Fashion rebel, aristo party girl, and Yves Saint Laurent muse Loulou de la Falaise had flair to spare. Joan Juliet Buck remembers the wild child of style.

February 2012

I MET HER in New York. Loulou de la Falaise arrived late at a dinner in a brownstone on East 79th Street one night in 1969, wearing Indian scarves tied around her head. When she came in with Fernando Sánchez, the supremely cool designer of lingerie and inside-out mink coats, the little roomful of people sprang to attention. Sánchez’s taste was perfect, his judgment unerring, and it was said that Yves Saint Laurent considered him a sage. Loulou had a gravelly giggle as she whispered on the white sofas and bummed cigarettes.

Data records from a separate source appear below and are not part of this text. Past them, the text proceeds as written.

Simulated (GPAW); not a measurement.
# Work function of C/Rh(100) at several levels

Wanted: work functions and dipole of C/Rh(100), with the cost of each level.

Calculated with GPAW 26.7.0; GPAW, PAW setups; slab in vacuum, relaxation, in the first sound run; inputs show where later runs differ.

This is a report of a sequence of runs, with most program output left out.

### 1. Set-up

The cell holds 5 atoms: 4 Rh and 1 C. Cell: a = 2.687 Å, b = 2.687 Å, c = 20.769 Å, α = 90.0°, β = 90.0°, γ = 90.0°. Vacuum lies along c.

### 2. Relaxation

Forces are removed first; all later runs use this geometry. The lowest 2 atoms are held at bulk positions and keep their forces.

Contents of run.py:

I was an awed 19-year-old fashion assistant. I focused on how she had wrapped her head. Indian scarves were as common in 1969 as earbuds are today—we girls in fashion hid our hair, possibly in retaliation to the mainstream success of the musical Hair, and to the fact that boys were busy growing their own. I had spent my first summer at Glamour folding Indian scarves into triangles that ended in annoying points, but Loulou had simply folded four or five scarves as squares and tied them around her head so that their blunt edges opened out like petals on a rosette.

Damn, she’s good, I thought. And her life as a muse hadn’t even started.

Loulou de la Falaise, whose name began with a comic diminutive and ended with stern French that translates as “of the Cliff,” made an art of being careless and reckless but always with perfect manners. At the Lycée Français in London I had sat next to her brother, Alexis, who told me dramatic tales from their childhood. Their grandfather was the famous British painter Sir Oswald Birley; their mother was an eccentric fashion icon named Maxime who had dumped the Count de la Falaise for a bohemian life in which she posed for Elsa Schiaparelli and cooked medieval food for Andy Warhol. Their uncle, Mark Birley, owned the grandest nightclub in London: Annabel’s, where you went on dates with boys your parents approved of—or with their fathers.

When I was 17, I had carefully cut the notice of Loulou’s wedding to the mysteriously named Knight of Glin out of the Daily Telegraph.

Much as her mother had left the count, Loulou the teenage bride soon left the knight in his Irish castle and moved to New York, where, a divorcée at 21, she shared a place on Second Avenue with Berry Berenson. Sánchez, smitten with her, took Loulou everywhere.

She already had her look—Boy Scout Elf in a Turban, or perhaps a pillbox, hung with necklaces, wrists thick with silver Turkoman bracelets. There wasn’t a piece of fabric she couldn’t knot, drape, wind, fling, or turn into a sash with an ease that implied childhood access to the attics of grand British houses, where trunks were full of embroidered swag, stoles, and saris from India, or robes from the Far East. But whatever her costume, it was saved from clueless masquerade by a disciplined eye that skewed more toward Little Drummer Boy than Christmas Tree Fairy. It was an androgynous sexiness all her own.